CLEVELAND – Ole Manny hit the hell out of it all right, absolutely blasting a 3-2 Jensen Lewis fastball deep into the Ohio night. It was a gasp-inducing, head-snapping shot that didn't stop mesmerizing the masses until it landed seemingly a mile away.
Even the 44,008 Cleveland Indians fans here marveled at it. Manny Ramirez did, too. He saw the entire thing because he stood in the batter's box and watched it in all its glory before raising his arms in triumph, like it was the game winner from the Los Angeles Angels series. Then he trotted around the bases slower than a Tim Wakefield fastball.
He was proud. He was pleased. He was a peacock.
He was behind 7-3. He and his Boston Red Sox still were well on their way to a 3-1 American League championship series deficit to the Indians.
Not that Ole Manny seemed to realize or care at that moment.
Celebrating and taunting a solo shot to bring your team within four? This is what they call "Manny being Manny." There was a reasonable chance he didn't even know the score or situation when he hit it.
But maybe this is just what they should call the Red Sox being the Red Sox.
Backs to winter, their starters getting scorched, their defense fumbling at the most inopportune times and their hitters virtually hitless, Boston is in a lot of trouble.
Cleveland hasn't just hit and pitched and managed better in this series, they just may be better, a startling reality to a team that just three games ago was cruising through the playoffs like they thought they were the Rockies.
Not that you could tell in the Red Sox clubhouse after the game.
There were no signs of panic, few looks of frustration, almost no recognition of the severity of the situation or the quality of the opposition.
Score? Situation? Ah, let the fans worry about that. This is the Red Sox being the Red Sox.

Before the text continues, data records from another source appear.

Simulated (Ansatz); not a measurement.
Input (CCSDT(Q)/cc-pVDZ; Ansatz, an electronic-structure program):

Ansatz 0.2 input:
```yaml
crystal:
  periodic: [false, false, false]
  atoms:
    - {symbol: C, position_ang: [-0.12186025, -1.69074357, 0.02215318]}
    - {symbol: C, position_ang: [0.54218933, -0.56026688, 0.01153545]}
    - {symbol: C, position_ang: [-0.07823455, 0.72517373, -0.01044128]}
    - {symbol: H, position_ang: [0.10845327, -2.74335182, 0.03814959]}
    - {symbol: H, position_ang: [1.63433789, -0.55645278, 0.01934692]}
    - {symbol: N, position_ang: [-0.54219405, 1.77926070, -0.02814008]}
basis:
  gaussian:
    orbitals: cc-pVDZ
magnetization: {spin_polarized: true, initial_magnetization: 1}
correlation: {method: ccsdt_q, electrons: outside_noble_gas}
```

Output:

"For us there's no tomorrow," said Kevin Youkilis, like this might be a good thing. "Teams are always dangerous when there's no tomorrow."
The Red Sox either are crazy overconfident or just crazy like a fox. Time, starting with Game 5 here Thursday, will tell.
With a fan base now on the edge, a season on the brink and a stunning collapse just one game away, the Red Sox are whistling past the graveyard, talking about luck, breaks and 2004.
"A lot of times it's just things, lucky bounces you get," Youkilis said. "I'm not saying it's just luck, there's a lot of skill, but …"
"Breaks happen," said Jason Varitek. "And we haven't had many."
"Stuff like this happens," said Jon Lester.
The Red Sox talked about Wakefield deflecting a sure-bet double-play ball and turning it into the infield hit that fueled the Indians' offensive explosion.
They weren't talking about their third consecutive starter getting chased in the fifth inning.
They were talking about how their hard-hit balls kept getting turned into double plays.
They weren't talking about how their bullpen couldn't bail out Wakefield and how the opportunistic Indians posted their second seven-run inning of the series.
They weren't talking about how great that catch was or how, in desperate need of a rally, they sent just 12 players to the plate to record their final 12 outs, a supposed lion of an offense going out like a lamb.
The Red Sox apparently are down not because of poor play or a superior opponent but, well, no one seems to know or really care to worry about it.
This, of course, is patently ridiculous except for the way the Sox rallied from an 0-3 hole to the New York Yankees three years ago, shrugging off the doom, gloom and supposed curses around them and laughing in the face of pressure. So who knows, maybe this is the only way. Maybe this is the secret.
"That's the great thing about the playoffs," Varitek said. "What happened today doesn't matter tomorrow."
But what about when it keeps happening again and again and again? And what if one more "again" is it?
They've got their ace Josh Beckett going in Game 5, and that can change the momentum. The rally cry seems to be to force their way back to Fenway Park where the fans will lift them, although that didn't help in Game 2.
Whatever, here they were, shrugging off the obvious mistakes, explaining away the failures and celebrating meaningless homers.
The Sox either are clueless or clued in, and just like with Ole Manny, you never really know.